Pope published his Iliad between 1715 and 1720, working in heroic couplets, and the form shapes everything about the reading experience. Each pair of rhymed iambic pentameter lines creates a closed, balanced unit, and Pope fills those units with elevated Augustan diction. In Book 1, he gives readers "Achilles' wrath, to Greece the direful spring / Of woes unnumbered," where "direful spring" is entirely his own invention, added to produce the rhyme and the period register. Jordan writes in unrhymed verse with lines of varying length and uses plain contemporary English: "ruinous, that caused the Greeks untold ordeals." Pope's rhythm is formal and insistent. Jordan's lines move more unevenly, closer to ordinary speech. In the Book 21 passage, Pope writes "what boots it to deplore," a phrase no modern reader uses naturally, while Jordan writes "but why complain," which costs nothing in comprehension. Pope's freedom with the Greek is consistent and intentional. He adds images, adjusts the syntax for his couplets, and elevates the register throughout, which gives the poem a grandeur that some readers find sustaining over 24 books. What it costs is closeness to what Homer actually says. Jordan stays much nearer the Greek. In the Book 9 passage, Homer's Achilles presents his two fates in plain parallel terms, and Jordan reproduces that plainness: "I will die soon but my fame will never die, / yet if I return home to my fatherland / I will forfeit glory, but gain long life." Pope compresses to six lines and keeps the logic but smooths the repetition. Jordan's version reads as a working translation; Pope's reads as an English poem inspired by Homer. Neither disguises what it is.
Achilles' wrath, to Greece the direful spring
Of woes unnumbered, heavenly goddess, sing!

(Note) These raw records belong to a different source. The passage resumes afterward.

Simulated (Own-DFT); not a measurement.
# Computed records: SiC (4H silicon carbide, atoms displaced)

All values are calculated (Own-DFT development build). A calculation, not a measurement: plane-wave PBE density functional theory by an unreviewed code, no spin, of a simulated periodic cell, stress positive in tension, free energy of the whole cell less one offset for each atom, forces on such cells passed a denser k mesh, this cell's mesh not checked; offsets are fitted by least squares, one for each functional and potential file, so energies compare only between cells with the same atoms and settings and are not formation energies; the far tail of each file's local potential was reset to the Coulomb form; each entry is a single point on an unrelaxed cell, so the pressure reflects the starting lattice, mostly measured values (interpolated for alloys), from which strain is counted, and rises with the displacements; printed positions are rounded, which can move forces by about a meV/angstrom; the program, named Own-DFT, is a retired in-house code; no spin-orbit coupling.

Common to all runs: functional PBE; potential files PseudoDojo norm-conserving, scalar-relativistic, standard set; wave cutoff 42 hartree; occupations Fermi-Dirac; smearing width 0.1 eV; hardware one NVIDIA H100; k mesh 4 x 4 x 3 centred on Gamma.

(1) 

That wrath which hurled to Pluto's gloomy reign
The souls of mighty chiefs untimely slain;
Whose limbs, unburied on the naked shore,
Devouring dogs and hungry vultures tore.
Since great Achilles and Atrides strove,
Such was the sovereign doom, and such the will of Jove!
Sing, goddess, of Peleus' son Achilles' anger,
ruinous, that caused the Greeks untold ordeals,
consigned to Hades countless valiant souls,
heroes, and left their bodies prey for dogs
or feast for vultures. Zeus's will was done
from when those two first quarreled and split apart,
the king, Agamemnon, and matchless Achilles.